Posted by Natasha in child welfare

≈ 2 Comments

A survey which has sought to examine what makes children around the world happy has just published its findings and the results are fascinating.

The Children’s Worlds study surveyed over 50,000 children between the ages of 8-12 and was published by the Jacobs Foundation, a Zurich-based nonprofit, last week.

15 countries in total were included, and incorporates so called ‘poor’ countries as well as ‘rich’ ones.

Children’s perceptions of happiness, schooling and more are detailed in this eye-opening report about how children view their world. It is well worth a read.

Last week’s report includes data relating to children aged 10-12, however it is hoped that a report focusing on 8-10 year olds will be released later this year.

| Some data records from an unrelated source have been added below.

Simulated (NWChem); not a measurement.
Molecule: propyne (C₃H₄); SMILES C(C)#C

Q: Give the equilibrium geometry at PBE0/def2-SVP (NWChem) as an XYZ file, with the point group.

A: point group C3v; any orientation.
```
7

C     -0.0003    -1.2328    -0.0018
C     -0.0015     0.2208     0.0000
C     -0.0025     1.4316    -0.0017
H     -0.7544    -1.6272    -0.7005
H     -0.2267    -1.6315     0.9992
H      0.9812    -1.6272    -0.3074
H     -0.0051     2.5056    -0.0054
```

Some key facts from the current report are added below:

  • Overall happiness is the same for boys and girls.
  • Compared with girls, boys feel more satisfied with their bodies and appearances in Europe and South Korea, but not in the African and South American countries surveyed.
  • About 60 percent of children in Nepal live with their parents and grandparents, while fewer than 10 percent of children in the U.K., Norway and Israel live in these multigenerational homes.
  • Children in some countries, including Algeria, Nepal and South Africa, spend much more time caring for siblings and other family members than do children in richer countries, such as Germany, Turkey and South Korea.